Inflation should soon start to fall — but not as much as some expect. Inflation-linked bonds could be a good option, argues Pendal’s head of government bonds TIM HEXT

“The sun is shining, the weather is sweet, yeah|
Make you wanna move your dancing feet”

Bob Marley

A LONG overdue spell of warm and sunny weather has lifted spirits here in Sydney.

For the first time in three years everyone is out and about and looking forward to celebrating Christmas. Party invitations are issued and fingers are crossed on the health front.

However, the tone in markets is more sombre.

Cumulative central bank tightenings are starting to hit hip pockets and liquidity is worsening.

In simple terms a decade of low rates — and the associated investment structures built up around them — are starting to unravel. It’s increasingly looking partly structural not just cyclical.

This is what central banks intend to happen.
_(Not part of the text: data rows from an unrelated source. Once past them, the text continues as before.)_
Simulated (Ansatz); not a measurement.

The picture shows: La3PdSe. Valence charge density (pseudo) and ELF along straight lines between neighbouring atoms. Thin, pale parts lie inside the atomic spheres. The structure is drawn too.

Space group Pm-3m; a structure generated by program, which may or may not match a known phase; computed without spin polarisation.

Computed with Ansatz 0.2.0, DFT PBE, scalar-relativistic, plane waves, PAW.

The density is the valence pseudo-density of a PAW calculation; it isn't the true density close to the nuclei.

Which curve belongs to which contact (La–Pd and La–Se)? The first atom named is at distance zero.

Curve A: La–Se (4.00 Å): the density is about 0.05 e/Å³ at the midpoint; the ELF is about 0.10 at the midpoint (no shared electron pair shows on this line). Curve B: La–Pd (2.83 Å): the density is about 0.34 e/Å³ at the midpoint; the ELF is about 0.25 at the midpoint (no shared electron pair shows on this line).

For years one of our major themes was the chase for yield. Now it is the chase for inflation protection — though too many remain stuck in the mindset of the last decade.

The ultimate aim of the superannuation industry should be to protect the spending power of their members —who defer consumption today for their retirement.

If the economy is productive, hopefully that money can grow a little faster than inflation to increase the standard of living.

A decade of low inflation and falling interest rates made that look easy.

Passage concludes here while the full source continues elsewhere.